So to sum up - if Labour make only say 800 English gains, if the SNP look like they can have their referendum, if Labour fail to win an outright majority in Wales, and if the 'yes' campaign get completely buried in the referendum, there's going to be a big old party in No. 10. Make no mistake about it - if all four of those tumblers fall into place, the Conservatives can pretty much govern for as long as they like. Barring a 9/11 or Iraq-style 'Black Swan'-level event, of course, and one'll come along eventually, but it might be a decade or more away.

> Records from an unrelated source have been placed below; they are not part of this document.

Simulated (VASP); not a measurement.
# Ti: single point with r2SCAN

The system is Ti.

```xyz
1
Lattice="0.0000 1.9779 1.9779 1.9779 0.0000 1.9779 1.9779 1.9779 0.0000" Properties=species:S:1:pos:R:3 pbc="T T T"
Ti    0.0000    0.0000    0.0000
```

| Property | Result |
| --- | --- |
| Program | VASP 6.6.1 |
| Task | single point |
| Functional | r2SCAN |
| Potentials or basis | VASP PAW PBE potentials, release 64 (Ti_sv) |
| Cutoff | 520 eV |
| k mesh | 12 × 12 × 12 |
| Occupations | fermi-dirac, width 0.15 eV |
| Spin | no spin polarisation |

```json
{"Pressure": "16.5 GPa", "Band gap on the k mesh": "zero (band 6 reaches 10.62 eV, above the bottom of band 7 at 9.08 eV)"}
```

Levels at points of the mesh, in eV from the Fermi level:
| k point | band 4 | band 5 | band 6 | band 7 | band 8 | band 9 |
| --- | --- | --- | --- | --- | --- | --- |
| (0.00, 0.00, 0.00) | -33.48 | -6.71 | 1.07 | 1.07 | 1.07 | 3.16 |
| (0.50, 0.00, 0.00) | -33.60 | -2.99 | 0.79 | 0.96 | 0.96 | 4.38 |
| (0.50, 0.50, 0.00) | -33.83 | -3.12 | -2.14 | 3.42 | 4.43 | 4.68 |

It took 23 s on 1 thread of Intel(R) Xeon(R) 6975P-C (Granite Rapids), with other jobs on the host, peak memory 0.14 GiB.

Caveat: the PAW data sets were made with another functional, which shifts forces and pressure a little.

It's more likely that Labour will make some solid, if limited, progress - and begin to put their troops and tanks back on Conservative and Lib Dem lawns. They'll make between 800 and 1,000 councils gains; they'll build a blocking majority against SNP plans in Scotland; they'll seize sole control of the Assembly in Cardiff Bay; and the 'no' vote in the referendum won't be quite so conclusive as most assume. But William Hague also rebuilt his local power base and elected representation in 1997-2001, winning Euro and council elections, and a fat lot of good it did him. It took nine more years for a Conservative return to power at Westminster. Ed Miliband's journey will probably be a long haul of exactly the same length - nine painful years - if he makes it at all.
Wednesday, 4 May 2011
Bristol street protests and the media
It won't surprise anyone who follows these things to hear that journalists don't always do their job very well. I have been a journalist, at an extremely above-board and by-the-book paper, so I do know something about this.
Recent dust-ups in Bristol's 'cultural quarter', Stoke's Croft - an area that's been transformed from the bottom up via a community collective, and is much the better for it - are a classic example of poor journalism. Art, music, teaching and food emporia have blossomed in the area - but there's the catch. Now developers want to move in and build flats and posh executive pads. The supermarket chain Tesco's has seized a piece of the action, and built a new shop slap bang in the middle of an area that prides itself on being full of independent, interesting, variegated shops and social enterprises. Lots of locals are very, extremely, totally hot under the collar about it. When the police entered a squatted house in the area on the evening of Thursday 21 April, all hell broke loose (above). You can watch some of the fuss for yourself here.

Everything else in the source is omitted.